(no title)
spi | 1 year ago
As jzbontar below mentions, the crucial point is that the random noise mask is the same. The diffusion models are trained to turn random noise to an image, and they are deterministic at that - the same noise leads to the same image.
What the authors did here was to find a smart way of training a new model able to "simulate" in a single step what diffusion achieves in many; to do so, they took many triplets of (prompt, noise, image) generated starting from random noise and a (fixed) pretrained stable diffusion checkpoint. The model is trained to replicate the results.
So, it is surprising that this works at all at creating meaningful images, but it would be _really_ surprising (i.e. probably impossible) if it generated meaningful images which were seriously different from the ones it was pretrained with!
albert_e|1 year ago
Pardon my ignorance ...
Does MIT model then not work as a general text-to-image model to generate novel images based on arbitrary new text prompts that it has not seen before?
spi|1 year ago
My understanding is that this paper by MIT doesn't train any new model from scratch. I takes a pretrained model (e.g. StableDiffusion), which however is trained to do "a small step" only: you fix a number of steps (e.g. 1000 in the MIT paper), and ask the model to predict how to "enhance" an image by a certain step (e.g. of size 1/1000); the constants are adjusted so that, if the model is "perfect", you get from pure white noise to an image in the exact number of steps you set. If I remember correctly how diffusion works, in theory you could set this number to any value, including 1, but in practice you need several hundreds to get a good result, i.e. the original StableDiffusion model is only able to fit a small adjustment.

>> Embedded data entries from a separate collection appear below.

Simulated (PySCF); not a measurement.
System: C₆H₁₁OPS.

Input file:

This new paper shows how to "distil" the original model (in this case, StableDiffusion) into another model. However, unlike typical distillation, which is used to compress a big model into a smaller one, in this case the distilled model is basically the same as the one you start with; but it has been trained with a different objective, namely to transform random noise to the prediction that the original model (StableDiffusion) would make in 1000 steps. To do so, it is trained on a very large amount of triples (text, noise, image). But I don't think you can incorporate into this training procedure other "real" images that are not generated by the model you start with, because you don't have a corresponding noise (abstractly, there is no such concept as "corresponding noise" to a given image, because the relation noise -> image depends on the specific model you start with, and this map is not anywhere near invertible, since not all images can be generated by StableDiffusion, or any other model).
Once the model is trained, you can of course give it a new prompt and, in theory, it should generate something rather similar to what StableDiffusion would generate with the same prompt (hopefully, the example displayed on their web page are not from the training set! Otherwise it would be totally useless). But you should never obtain something "totally different" from what StableDiffusion would give you, so in that sense it's not "general", it is "just" a model that imitates StableDiffusion very well while being much faster. Which is already great of course :-)